The South is ripe with tradition; among those traditions are the local festivals and fairs, where proud farmers, bakers and home-preserve makers, young and old, present their wares in competition. The braggin’ rights are symbolized with ribbons of blue and red and white; they are pitched battles among friends and neighbors in comradely rivalry.
Our local competition is hosted by the Great Smoky Mountains Heritage Center, a local museum which honors in exhibits the rich history of this mountain community. The Blue Ribbon Country Fair is held every Autumn in the shadows of the Great Smoky Mountains National Park on the same weekend as the Townsend Fall Heritage Festival and Old Timer’s Day. Thousands of visitors crowd into the valley to enjoy clogging to Blue Grass musicians playing in groups scattered about acres of land, storytelling, arts and crafts shows, antique tractor shows, greased pig and iron skillet throwin’ contests (and so much more – don’t even get me started on the food vendors) all spread out through various locations in town. It’s a “big deal” weekend here.
Two years ago was the first time I competed in the Blue Ribbon Country Fair. It was also the first time I ever cooked competitively. That year I entered two categories in the baking competition, and I came home with a blue and a red ribbon for my entries. I was a nervous wreck.
This year, I entered three baking categories, three canning categories and one produce category (my first ever, since this was the year I started my Wee Kitchen Garden). I came home with five ribbons: I ribboned in all of the baking categories I entered (two blues and a red), I ribboned in one of the canning categories (a white ribbon), and I ribboned with my produce entry (a white ribbon). No matter how many times you enter a competition, some things never change. I was a nervous wreck. *wink*
My third place in canning was for a Sweet/Hot Corn Relish that was entered in the Pickle Relish category; it’s a recipe I have already posted here and it was the only corn relish among the winners. I was tickled pink.
All of the baking entries must be “from scratch” and must have a recipe submitted to the judges for their perusal. I’ll be sharing all of the recipes for my baking entries; this is the first of the three and it’s my entry in the category: Traditional Tea Cakes. This category is probably the most restrictive by way of rules in the baking competition, since “Traditional Tea Cake” is very narrowly defined as:
Traditional Tea Cakes — Plate of 6 — A tea cake is a quick, easy-to-make, small, dropped, cake-like cookie, that’s ready to serve warm from the oven in less than 30 minutes. It is traditionally served with an accompaniment of tea or milk. Open to all ages.

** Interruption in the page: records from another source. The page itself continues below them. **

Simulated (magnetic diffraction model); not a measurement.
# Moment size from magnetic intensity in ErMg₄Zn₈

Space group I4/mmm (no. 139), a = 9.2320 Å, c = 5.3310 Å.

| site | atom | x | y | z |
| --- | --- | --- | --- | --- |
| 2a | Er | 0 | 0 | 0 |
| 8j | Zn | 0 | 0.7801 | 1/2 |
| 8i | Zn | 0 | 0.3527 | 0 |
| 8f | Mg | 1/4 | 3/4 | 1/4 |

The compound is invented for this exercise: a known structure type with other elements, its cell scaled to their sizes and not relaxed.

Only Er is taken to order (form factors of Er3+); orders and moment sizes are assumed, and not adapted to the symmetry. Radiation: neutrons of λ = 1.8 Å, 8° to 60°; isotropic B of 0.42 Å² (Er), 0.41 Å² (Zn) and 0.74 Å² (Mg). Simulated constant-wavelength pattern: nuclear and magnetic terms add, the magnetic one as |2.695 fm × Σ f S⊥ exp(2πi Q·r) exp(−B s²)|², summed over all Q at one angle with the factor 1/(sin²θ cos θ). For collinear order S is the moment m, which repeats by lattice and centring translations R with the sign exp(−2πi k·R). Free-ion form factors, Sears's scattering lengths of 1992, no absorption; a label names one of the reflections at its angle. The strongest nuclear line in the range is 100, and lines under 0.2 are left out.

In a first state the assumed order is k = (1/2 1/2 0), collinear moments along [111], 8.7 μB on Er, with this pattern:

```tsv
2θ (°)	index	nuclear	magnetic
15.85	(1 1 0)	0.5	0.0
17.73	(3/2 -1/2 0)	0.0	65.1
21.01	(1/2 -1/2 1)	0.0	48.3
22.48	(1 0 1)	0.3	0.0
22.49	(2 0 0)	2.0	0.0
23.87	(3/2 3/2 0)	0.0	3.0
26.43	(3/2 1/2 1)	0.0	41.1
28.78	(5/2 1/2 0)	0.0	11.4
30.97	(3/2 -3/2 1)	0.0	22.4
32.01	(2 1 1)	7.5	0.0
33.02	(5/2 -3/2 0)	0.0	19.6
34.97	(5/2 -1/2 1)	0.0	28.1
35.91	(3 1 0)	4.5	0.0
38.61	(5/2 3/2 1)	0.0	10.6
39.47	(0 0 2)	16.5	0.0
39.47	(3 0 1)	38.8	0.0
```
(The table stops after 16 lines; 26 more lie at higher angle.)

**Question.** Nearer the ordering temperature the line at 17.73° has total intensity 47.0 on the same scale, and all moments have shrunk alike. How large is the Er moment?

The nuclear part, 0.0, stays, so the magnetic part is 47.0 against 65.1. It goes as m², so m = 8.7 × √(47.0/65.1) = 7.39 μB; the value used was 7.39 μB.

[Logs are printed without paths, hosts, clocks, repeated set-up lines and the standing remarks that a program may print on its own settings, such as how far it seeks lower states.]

When I won this category two years ago, I said in my post at that time that there are actually three very acceptable versions of traditional tea cakes in The South, they are a rolled and cut cookie, a drop cookie AND a mini muffin tea cake. But since their rules are so specific, I made my recipe conform to their guidelines.
If you have followed my cooking, you may remember that I am allergic to vanilla. While this may seem limiting for baking, since nearly everything contains vanilla, it has actually been very freeing for me. Because of this allergy, I have been forced “out of the box,” so to speak, with flavouring my baked goods. It has caused me to be more creative, which you’ll see in most of my baking.
I’d like to mention just a couple of things about ingredients I used. First, about the sugars, I used Wholesome® Sweeteners brands of Organic Sugar and Organic Turbinado Sugar. I met the fabulous folks from Wholesome® Sweeteners when I attended BlogHer Food in Austin last June. They provided us with samples of their products and I have used them all…and gone out and found their brand in local markets to continue to use them. Here’s a little bit about their company:
Wholesome Sweeteners, formed in 2001, is the nation’s leading provider of sustainable, environmentally and ethically responsible, great tasting sweeteners. We specialize is supplying Organic, Fairtrade Certified, Non-GMO Verified sugars, syrups, and honeys, all made from nature’s best resources.
That is the kind of company I love. This isn’t a paid endorsement…it is just me, telling you, how wonderful the company is, and how fabulous their products are. So, I hope you’ll find their products in your local markets and try them. I’m certain that they made all the difference in my winning recipes.
The second ingredient I want to tell you about is the Orange Blossom Water. I use this not as a flavouring, per se, but as an “essence.” You don’t have to use it and you can substitute orange juice, orange extract, or even an orange liqueur, but you would need to reduce the amount used; I’m making a note of that in the recipe.
Since the rules of the competition call for these tea cakes to be “quick and easy-to-make, cake-like” cookie, they are that. So, I really hope that you will try them. They are fabulous, if I do say so myself. *wink*
p.s.: The other winning recipes will be coming soon, so stay tuned!
- 1½ cups all-purpose flour
- 1½ teaspoon baking powder
- ½ teaspoon baking soda
- Pinch of salt
- 8 tablespoons (1 stick) unsalted butter, softened at room temperature
- ½ cup (Wholesome® Sweeteners) organic sugar
- ¼ cup (Wholesome® Sweeteners) organic turbinado sugar
- 3 large eggs, room temperature
- 1 tablespoon orange blossom water
- 1 tablespoon Bourbon
- ⅔ cup heavy whipping cream
- 6 tablespoons (Wholesome® Sweeteners) organic turbinado sugar
- 1 cup ground pecans, divided
- Preheat oven to 350° F.
- Sift together your flour, baking powder, baking soda, and salt.
- In the bowl of your electric mixer, beat the softened butter and both sugars until fluffy.
- Add the eggs 1 at a time, beating each well until incorporated.
- Add the orange blossom water and Bourbon and mix until incorporated
- Add the flour mixture in three steps, beginning and ending with flour and alternating with the heavy whipping cream; mixing only until both are incorporated.
- Fold in ½ cup of the pecans.
- Drop 2 tablespoons of batter at a time on a parchment lined baking sheet.
- Sprinkle generously with turbinado sugar and ground pecans.
- Bake for 12 minutes or until golden brown.